Maybe somebody with synology atom nas might find this helpful. Thanks to the kind help of Diaoul and Dr-Bean i managed to compile spksrc unrar on debian 7 32bit for x686 evansport platform to compare the performance of unrar compiled with spksrc against the linux commandline version from http://www.rarlab.com/download.htm

In my test i found the roshall build more than 2,5 times faster than the spksrc build on a password encrypted rarset with compression level store. I now use the roshall linux build for nzbget and sabznd on my nas.

Versions were 5.01 for both builds on a DS214play, DSM 4.3. Both versions used only 1 core, which is in my case actually 1 thread (2 physical cores with Hyper-Threading), accordingly the cpu-usage of unrar was at 25%. WIth unrar 5.0 it is theoretically possible for unrar to use more than one core, although i did never see it happen on my nas. ;-)
Owners of a Synology x64-nas might find this post helpful http://www.synology-forum.de/showthread.html?50070-NZBGET-Entpacken-schneller-machen

I unrared a 10gb file from 71 rarfiles, each file 150MB size. To finish 47 rafiles, the unrar_roshall needed 27min 16sec. unrar_spksrc needed 72min 55sec.

Update:

For completeness i tested also the version of unrar, which comes with Synology DSM 4.3, which is version 3.80 and additionally a version of unrar which was included in my sabnzbd installation from SynoCommunity / spksrc, which is version 5.0. The rarfiles are exact the same as above and the nas hardware as well.

To finish the 47 files the unrar_380_syn needed 30min 45sec, the unrar_5.0_sab_package needed 75min 41sec.

It looks like the Synology's own version of unrar has been optimized nicely for the hardware, but the roshals binary did run slightly faster in my test. The performance of the unrar which was included in the sabnzbd package (0.7.16-7) run similar to the binary i did compile on myself.

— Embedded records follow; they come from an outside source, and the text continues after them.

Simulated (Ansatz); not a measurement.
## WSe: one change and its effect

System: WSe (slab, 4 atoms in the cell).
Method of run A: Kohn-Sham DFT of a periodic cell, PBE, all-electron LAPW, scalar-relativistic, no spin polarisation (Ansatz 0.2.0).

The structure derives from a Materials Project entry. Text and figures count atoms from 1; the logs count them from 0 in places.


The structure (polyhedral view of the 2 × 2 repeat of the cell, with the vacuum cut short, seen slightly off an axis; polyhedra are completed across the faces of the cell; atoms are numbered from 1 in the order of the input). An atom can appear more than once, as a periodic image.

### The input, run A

After setting ADDITIONAL_CXXFLAGS = -O2 or -O3 respectively in Makefile (many thanks to Dr-Bean for this fix) :) :

This time running on DSM 5.0 final:
To finish the 47 files the unrar_5.01_spksrc_o3 needed 22min 05sec, unrar_5.01_spksrc_o2 needed 23min 29sec (recompiled with CXXFLAGS = -O2 flag), the unrar_5.01_syn_DSM5.0 needed 30min 02sec (comes with synology DSM 5.0), the unrar_roshall needed 27min 36sec (unrar_roshall (see above) tested again, in order to check on possible systematic influence of DSM 5.0 on unrar performance).

The re-compiled unrar_5.01_spksrc_o3 did perform best of all tested unrar builds, unpacking around 6 percent faster than unrar_5.01_spksrc_o2 and 24 percent faster than the unrar_roshall on above rarset. The measured time difference of unrar_roshall in my tests on DSM version 4.3 and 5.0 respectively was small (around 1 percent), so this could be explained maybe better by random cause than to assume a systematic influence of the DSM version.

Update with unrar v5.1beta1 (28.03.2014):

I just downloaded and compiled the newest version of unrar v5.1beta1 with spksrc for my DS214play, after updating the digests file for the new hashes and the Makefile in cross/unrar/.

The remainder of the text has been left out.